Decolonizing Social Sciences: Insights and Practices from Transnational Korean Scholars
March 20, 2023 | 2:30PM - 5:30PM|
The event will take place in room 208N, Munk School, 1 Devonshire Place.
2:30 pm. Opening remarks and introduction
2:45 pm. Presentation by Jungmin Seo (20-25 minutes)
"Agents and Victims of Korean Nationalism: From History to Politics"
3:10 pm. Presentation by Young Chul Cho (20-25 minutes)
“Decolonizing International Relations Studies through Korean Literature”
3:35 pm. Presentation by Hye Min Ryu (20-25 minutes)
"Korean Feminism and Backlash politics in South Korea"

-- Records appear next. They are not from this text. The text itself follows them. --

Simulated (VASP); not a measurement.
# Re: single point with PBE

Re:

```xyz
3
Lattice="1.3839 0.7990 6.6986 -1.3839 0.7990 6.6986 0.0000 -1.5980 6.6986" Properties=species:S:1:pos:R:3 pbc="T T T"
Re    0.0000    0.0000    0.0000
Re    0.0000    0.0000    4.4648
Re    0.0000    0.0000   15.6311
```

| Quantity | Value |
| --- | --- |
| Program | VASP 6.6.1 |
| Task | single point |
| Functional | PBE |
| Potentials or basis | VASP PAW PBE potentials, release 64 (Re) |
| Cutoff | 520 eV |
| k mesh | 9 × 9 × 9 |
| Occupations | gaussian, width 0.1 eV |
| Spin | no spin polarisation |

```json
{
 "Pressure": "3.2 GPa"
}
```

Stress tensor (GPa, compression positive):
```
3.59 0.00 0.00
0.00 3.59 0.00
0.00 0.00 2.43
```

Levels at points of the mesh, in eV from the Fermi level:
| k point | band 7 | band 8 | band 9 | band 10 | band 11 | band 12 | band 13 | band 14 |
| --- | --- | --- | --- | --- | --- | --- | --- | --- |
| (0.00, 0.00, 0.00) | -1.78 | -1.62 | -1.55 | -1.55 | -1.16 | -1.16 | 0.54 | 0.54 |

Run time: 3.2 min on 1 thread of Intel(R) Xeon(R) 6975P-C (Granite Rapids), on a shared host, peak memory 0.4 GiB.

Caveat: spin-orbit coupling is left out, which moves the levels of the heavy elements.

4:00 pm. Discussion by Jesook Song
4:10 pm. Discussion by Yoonkyung Lee
4:20 pm. Authors’ response
4: 40 pm. General Q&A
Presenters' Abstracts & Bios:
Agents and Victims of Korean Nationalism: From History to Politics
By Jungmin Seo
Abstract: The existing literature on Korean nationalism predominantly on the birth and history of nationalism, not on the politics of nationalism. The lack of political analysis of Korean nationalism stems from a rather simple reality: Korean nationalism has been studied by historians as well as anthologists and sociologists but not political scientists who have neglected the dynamic nature of nationalistic discourses in the Korean society. The political studies on Korea have been indifferent to this issue based on a vague assumption that Korean nationalism is an unchanging and fixed element of Korean culture and history while unconsciously accepting the primordialist theories of nationalism. By analyzing the development of Korean nationalism as a discursive field of political struggle, I suggest that modern nationalism, with its requisite reification of the nation as the ultimate object of political loyalty, should be understood as a process of hegemonizing and de-hegemonizing through competition among various political and social agents. It should not be understood as a uni-linear project toward an independent nation state. In other words, even a successful nation state is always subject to re-interpretation of nation-ness through which challenging social forces can de-legitimize the state’s claim as a guardian of the nation. With this theoretical framework, I briefly discuss various social forces such as the Korean state, Korean women, student dissidents, oversea Koreans and migrant workers as agents and victims of Korean nationalism who shaped the forms of political struggles in modern Korean history, and at the same time, whose identities were formed by the discursive struggles of Korean nationalism. In sum, this research is a tentative attempt to construct a theoretical framework to understand the life of nationalism in a well-constructed nationhood.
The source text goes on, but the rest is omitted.